Establishing British legal jurisdiction over the global slave trade

Palmerston (3rd Viscount), Henry John Temple, British Prime Minister (1784-1865). Letter signed.

[London], Foreign Office, 14. VIII. 1838.

Folio (203 x 318 mm). 2 pp. on bifolium. In an English secretarial hand, signed by Lord Palmerston.

Includes: Sir John Dodson, advocate-general (1780-1858). Secretarial copy of a letter. [London], Doctors' Commons, 3 August 1838. Folio. 3 pp. on bifolium.

 3,000.00

The Foreign Secretary and future British Prime Minister Lord Palmerston asserts Britain's right to seize slavers' ships in rivers on the coast of Africa. This policy formed the basis of Palmerston's suppression of the international slave trade, but benefitted British imperial interests by providing the legal basis for England to ignore the sovereignty of "Native States" in whose waters the British could now legally operate with impunity; in doing so, Palmerston paved the way for Britain's Scramble for Africa.

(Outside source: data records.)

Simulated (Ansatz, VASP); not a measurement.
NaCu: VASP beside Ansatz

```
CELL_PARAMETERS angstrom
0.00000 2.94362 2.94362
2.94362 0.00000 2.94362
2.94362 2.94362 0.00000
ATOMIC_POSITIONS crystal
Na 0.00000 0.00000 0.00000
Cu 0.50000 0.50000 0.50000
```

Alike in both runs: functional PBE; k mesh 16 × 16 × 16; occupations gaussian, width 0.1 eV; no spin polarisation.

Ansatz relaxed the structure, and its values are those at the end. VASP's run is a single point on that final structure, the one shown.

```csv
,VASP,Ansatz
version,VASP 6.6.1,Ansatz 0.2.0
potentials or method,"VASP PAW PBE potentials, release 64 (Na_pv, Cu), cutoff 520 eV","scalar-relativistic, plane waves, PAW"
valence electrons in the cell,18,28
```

Lord Palmerston was twice the Prime Minister of Britain, and one of the most influential Foreign Secretaries to have shaped the British Empire. He wrote this letter in reply to Earl Minto (1782-1859), First Lord of the Admiralty, who had evidently questioned the legality of British ships capturing foreign vessels in foreign waters, slaver or not. Palmerston's reply makes clear his dedication to both the eradication of the slave trade and the enlargement of Britain's colonial power, sending Minto a copy of a letter from the Queen's Advocate, John Dodson. Palmerston writes:

"I have referred to Her Majesty's Advocate General, the doubt which was stated in Your Lordship's Letter to me [...] whether British Cruizers may be allowed to enter rivers on the Coast of Africa, and Capture Slave Vessels […] without regard to the supposed Rights of the Native States in whose rivers or ports they are found, and I enclose to you a Copy of the Note which I have received in Answer from that Officer".

In the enclosed official copy, Dodson writes: "I am of Opinion, that so far as the Contracting Parties are concerned, Captures may be legally made any where within the Limits mentioned in the Treaties excepting in Ports excepted in the said Treaties, and consequently that British Cruizers may enter Rivers on the Coast of Africa, and capture any Slave Vessel there which may be liable to Seizure under Treaties between Great Britain and Foreign States, without affording to the Owners of the Vessels so Captured, or to the State of which such Owners may be subjects the right of demanding Restitution. A Territorial Claim can only be made by the Govt. whose Territory has been violated, and I presume that the Native States of Africa in whose Rivers or Ports Slave Vessels may be found, are not very likely to advance such a pretension [...]".

Condition

Minor creasing and light smudging to edges; in excellent condition.